As a manager, you want your staff setting and working toward clear, concrete goals. After all, goals are how you can measure progress, hold people accountable, and drive real results. But some teams set goals that aren’t “real” – they’re so lofty that they’re unlikely to come to fruition, and because people sense that, they’re not taken seriously and don’t truly shape the course of people’s work (thus defeating the purpose of setting goals to begin with).
Setting ambitious goals is important. It’s one of the practices that separates high-performing teams that make dramatic progress from those that just go about the ordinary course of business. But to have real power and truly drive your team’s work, they also need to be realistic. Otherwise, they’ll represent wishful thinking instead of real commitment.
Here’s how you can ensure your team’s goals aren’t just pie in the sky.
1. Insist that goals have plans behind them.Goals with no plans behind them aren’t real goals – they’re more like hopes. For a goal to be real, your team needs to have some idea of how they’ll reach it – what tactics you’ll use, and what a realistic path to success will look like. Tactics may end up changing, of course – but without any road map at all, you can’t reasonably have an idea of whether a goal is achievable or not.
2. Create short-term milestones. If you’re setting annual goals, you should also create shorter-term milestones for interim progress (monthly, quarterly, or whatever time period makes sense for your context), so that you and your team will know throughout the year whether you’re on track to meet the goal or whether you need to course-correct.
3. Consider what else will be going on in the same time period. A goal to increase your media coverage by 50% in a year might be perfectly realistic if you have the right plan attached to it – but it would probably be unrealistic if you also have multiple other stretch goals during that time that will be taking up most of your staff’s focus, plus a new media database being implemented that will slow your work during the transition. You can’t consider goals in a vacuum; consider them relative to other goals and any conditions that may impact people’s work.

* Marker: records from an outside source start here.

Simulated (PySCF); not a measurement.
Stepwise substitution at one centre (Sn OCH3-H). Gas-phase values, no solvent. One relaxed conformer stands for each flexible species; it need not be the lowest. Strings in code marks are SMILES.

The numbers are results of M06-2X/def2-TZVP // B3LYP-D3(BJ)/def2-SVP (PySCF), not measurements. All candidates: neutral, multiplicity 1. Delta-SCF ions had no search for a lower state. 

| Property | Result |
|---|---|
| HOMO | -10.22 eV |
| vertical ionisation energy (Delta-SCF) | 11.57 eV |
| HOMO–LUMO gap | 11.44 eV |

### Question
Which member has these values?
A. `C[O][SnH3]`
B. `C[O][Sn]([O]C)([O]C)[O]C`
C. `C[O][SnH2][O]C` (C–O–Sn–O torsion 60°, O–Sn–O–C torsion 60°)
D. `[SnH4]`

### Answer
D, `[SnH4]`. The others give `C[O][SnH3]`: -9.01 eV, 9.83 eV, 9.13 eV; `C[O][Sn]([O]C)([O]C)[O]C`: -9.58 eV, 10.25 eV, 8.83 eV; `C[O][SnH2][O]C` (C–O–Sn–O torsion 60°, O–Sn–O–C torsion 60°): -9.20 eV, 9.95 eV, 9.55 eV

4. Make sure your goal-setting is a discussion, not an announcement. As a manager, you could just announce to your team members what goals they’ll be responsible for meeting. But you’re far more likely to come up with the right goals – with the right targets and measures – and have buy-in from your staff (the people who, after all, will be the ones who need to carry them out) if they’re part of the conversation before goals are finalized. Your staff should have input and perspectives that shouldn’t be ignored as you’re setting goals, especially if you want those goals to be realistic. Plus, part of the value of a strong goal-setting process is that the discussion that goes into it can help bring different assumptions and perspectives to the surface; that discussion should ultimately result in better alignment about priorities, strategies, and expectations than you may have had earlier.